Milwaukee, USA - The founder of the Living Church of God said Sunday that the church is opposed to all violence and if the man who killed seven church members on Saturday in Brookfield, Wis., was motivated by any sort of religious feeling, he was acting against church beliefs.
The Rev. Roderick C. Meredith, the central leader of the Charlotte, N.C.-based church, said in a telephone interview that he felt deep sorrow for all the victims of the shooting spree and that he was shocked by the actions of Terry Ratzmann, a church member from New Berlin, during services at the Brookfield Sheraton hotel.
"We're a pacifist church," he said. "We do not believe in violence or killing."
Meredith said that while the church emphasizes its beliefs that cataclysmic events will occur at the end of time and that that time is coming soon, it taught that people should not take matters into their own hands. If that was a factor in Ratzmann's thinking, Meredith said, "that would be exactly opposite what we've been teaching."
Police say they have not determined Ratzmann's motive. Some people who knew Ratzmann said he had been upset by a taped speech by Meredith he heard recently that told people to prepare for the end times and major economic upheavals. Others have suggested Ratzmann was depressed or had been having problems at work.
Meredith said he did not know of an explanation for why Ratzmann opened fire on members of the church and that nothing like that had happened before in the church's history.
Meredith said several leaders of the church were in Milwaukee or traveling here on Sunday to help members and to deal with the aftermath of the shootings. They included Charles E. Bryce of Charlotte, the administrator of the church, who was not available for comment.

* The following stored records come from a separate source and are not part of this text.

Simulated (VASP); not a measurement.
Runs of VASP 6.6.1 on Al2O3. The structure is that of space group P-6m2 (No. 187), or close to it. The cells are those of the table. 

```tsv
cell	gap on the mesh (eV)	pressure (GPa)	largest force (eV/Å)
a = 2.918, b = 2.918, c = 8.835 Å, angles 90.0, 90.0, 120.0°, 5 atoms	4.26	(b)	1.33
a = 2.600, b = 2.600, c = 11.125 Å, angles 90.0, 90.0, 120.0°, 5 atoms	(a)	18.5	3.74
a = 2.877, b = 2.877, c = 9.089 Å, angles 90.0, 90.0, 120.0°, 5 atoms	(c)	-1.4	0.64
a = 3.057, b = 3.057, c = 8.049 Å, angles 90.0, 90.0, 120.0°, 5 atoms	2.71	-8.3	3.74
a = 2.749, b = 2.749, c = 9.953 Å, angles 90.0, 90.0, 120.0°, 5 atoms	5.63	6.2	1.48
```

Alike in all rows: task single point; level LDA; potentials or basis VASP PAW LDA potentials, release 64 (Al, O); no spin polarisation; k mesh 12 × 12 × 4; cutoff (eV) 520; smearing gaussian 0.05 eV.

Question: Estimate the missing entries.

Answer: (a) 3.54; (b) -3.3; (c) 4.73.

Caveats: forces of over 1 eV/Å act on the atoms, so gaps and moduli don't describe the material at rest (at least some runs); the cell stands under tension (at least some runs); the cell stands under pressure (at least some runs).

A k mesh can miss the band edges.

"It is hard to understand. It is a terrible tragedy," Meredith said. He said God causes all things to work together ultimately for good, but "we don't understand the specifics; we wish we did."
James Tabor, chairman of the religious studies department at the University of North Carolina-Charlotte, said Sunday that the Living Church of God was created in a splintering of the better-known Worldwide Church of God, founded by the late Herbert W. Armstrong and based in California.
Armstrong held to some unconventional Christian beliefs, including that the Sabbath should be celebrated on Saturday and that holy days on the calendar are those given in Leviticus, which included holidays such as Passover. He also emphasized that the end of time was coming soon.
After Armstrong's death in 1986, his church ruled that some of these beliefs were in error and moved toward the mainstream of the evangelical world, Tabor said. Meredith remained more faithful to the original Armstrong positions and broke away. In 2003, Meredith's church, now known as the Living Church of God, moved its headquarters from San Diego to Charlotte.
Tabor described the church as conservative and evangelical, but said, "The key thing would be apocalyptic."
In its Official Statement of Fundamental Beliefs on its Web site (www.livingcog.org), the church says its mission includes: "To preach the true Gospel of the Kingdom of God and the name of Jesus Christ to all nations as a witness" and "to preach the end-time prophecies and to warn the English-speaking nations and all the world of the coming Great Tribulation."
"We believe that we are fast approaching that time," it says.
The church holds generally that members should not take part in politics, juries or military service, and it continues to observe the Sabbath from sundown Friday to sundown Saturday because that is what Jesus and his apostles did.
Tabor said that while the church puts "strong emphasis on the Hebrew roots of the Christian faith," including its Sabbath and holiday observances, it would not be correct to view it as connected to Judaism. The church believes strongly in the divine identity of Jesus.
"They would tend to really revere the Old Testament along side the New Testament more than most Christian groups do," Tabor said.
He said there are about 5,000 to 7,000 members but the success of the church's magazine, Tomorrow's World, and its television programs gave it a higher profile than its actual numbers would suggest.
"They keep to themselves," he said. "They're a very peaceful group."
He said members of the church are "a complete diverse mix, from the high to the low" in income and seemed like a cross-section of people who would be found in any evangelical church or of people "who get attracted to an end-of-the-world message."